DOUBT: A PARABLE. To 12 January.

London.

DOUBT: A PARABLE
by John Patrick Shanley.

Tricycle Theatre To 12 January 2008.
Mon-Sat 8pm Mat Sat 4pm & 5, 12 Dec, 9 Jan 2pm.
BSL Signed 13 Dec.
Runs 1hr 25min No interval.

TICKETS: 020 7328 1000.
www.tricycle.co.uk
Review: Timothy Ramsden 26 November.

Sister Aloysius gets it right?
Doubt starts with a sermon, among the most doubt-free forms of discourse. It’s delivered by Father Flynn, a photogenic young Catholic priest in the Bronx, 1964. The Catholic school presided over by Sister Aloysius is perhaps just beginning to see a newer world in its young teacher Sister James. But Aloysius is intent on knocking anything like enthusiasm out of her. Music and drama are barely tolerated, even history mustn’t become too interesting.

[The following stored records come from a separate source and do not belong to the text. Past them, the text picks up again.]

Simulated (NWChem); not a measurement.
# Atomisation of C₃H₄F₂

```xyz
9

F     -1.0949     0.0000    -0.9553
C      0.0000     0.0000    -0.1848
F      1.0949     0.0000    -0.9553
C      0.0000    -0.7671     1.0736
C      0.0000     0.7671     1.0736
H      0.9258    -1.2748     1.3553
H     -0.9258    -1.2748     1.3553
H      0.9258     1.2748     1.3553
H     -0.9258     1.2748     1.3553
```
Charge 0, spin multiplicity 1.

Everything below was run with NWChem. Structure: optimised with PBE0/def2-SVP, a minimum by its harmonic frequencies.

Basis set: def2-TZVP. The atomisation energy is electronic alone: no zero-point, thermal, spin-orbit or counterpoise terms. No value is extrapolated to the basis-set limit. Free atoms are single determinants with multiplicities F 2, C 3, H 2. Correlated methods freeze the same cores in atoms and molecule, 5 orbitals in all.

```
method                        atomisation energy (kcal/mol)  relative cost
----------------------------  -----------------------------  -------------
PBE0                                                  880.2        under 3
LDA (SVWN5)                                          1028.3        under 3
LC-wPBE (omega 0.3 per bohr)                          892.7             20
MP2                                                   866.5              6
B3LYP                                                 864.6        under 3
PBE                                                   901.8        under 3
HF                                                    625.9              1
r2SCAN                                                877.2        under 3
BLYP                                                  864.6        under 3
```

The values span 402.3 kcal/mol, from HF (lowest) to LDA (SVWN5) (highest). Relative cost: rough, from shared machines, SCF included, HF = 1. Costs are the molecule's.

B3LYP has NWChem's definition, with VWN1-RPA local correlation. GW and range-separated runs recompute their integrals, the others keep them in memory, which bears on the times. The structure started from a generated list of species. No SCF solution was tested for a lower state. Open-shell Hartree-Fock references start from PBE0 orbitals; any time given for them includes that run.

In any popularity stake Flynn, who doubles religious instruction with basketball training at the school, would knock the older woman out of court. But. But. She understands this traditional world, which forms a refuge from bullying for its first Black pupil.

There may be little sympathy in her manner (and that little judiciously provided by Dearbhla Molloy’s finely-judged performance) towards her young colleague, new to a mixed school, but she acknowledges Sister James’ good qualities as a teacher while giving her stern advice.

And she can smell a rat, as she does with Flynn. Aloysius may be nasty, but she’s shrewd. And she’s so sure-seeming, until the very last line, that she’ll employ a lie to find the truth (as she says, facing evil means moving away from God). Flynn may be, in every sense, nicely convincing. But stories emerging in recent years about some priests and some pupils in US Catholic schools of the era, suggest darker possibilities.

Sister Aloysius increasingly becomes, if not a caped, then a wimpled crusader, up against establishment complacency and, more surprisingly, the unconcern of the boy’s mother. She just wants her son to gain a High School place, while the lad himself seems most concerned at being denied the status of Altar-boy for Flynn’s religious services.

This four-hander’s really a two-handed combat. In Nicolas Kent’s production Aloysius wins hands-down. Flynn the clean-cut school-hero is so uni-dimensional it’s only the question of his secret activities that gives him any interest. Molloy humanises Sister Aloysius, investing her with a self-awareness which is the root of doubt, however strongly repressed. This gives complexity to the otherwise efficient functionalism of production and play.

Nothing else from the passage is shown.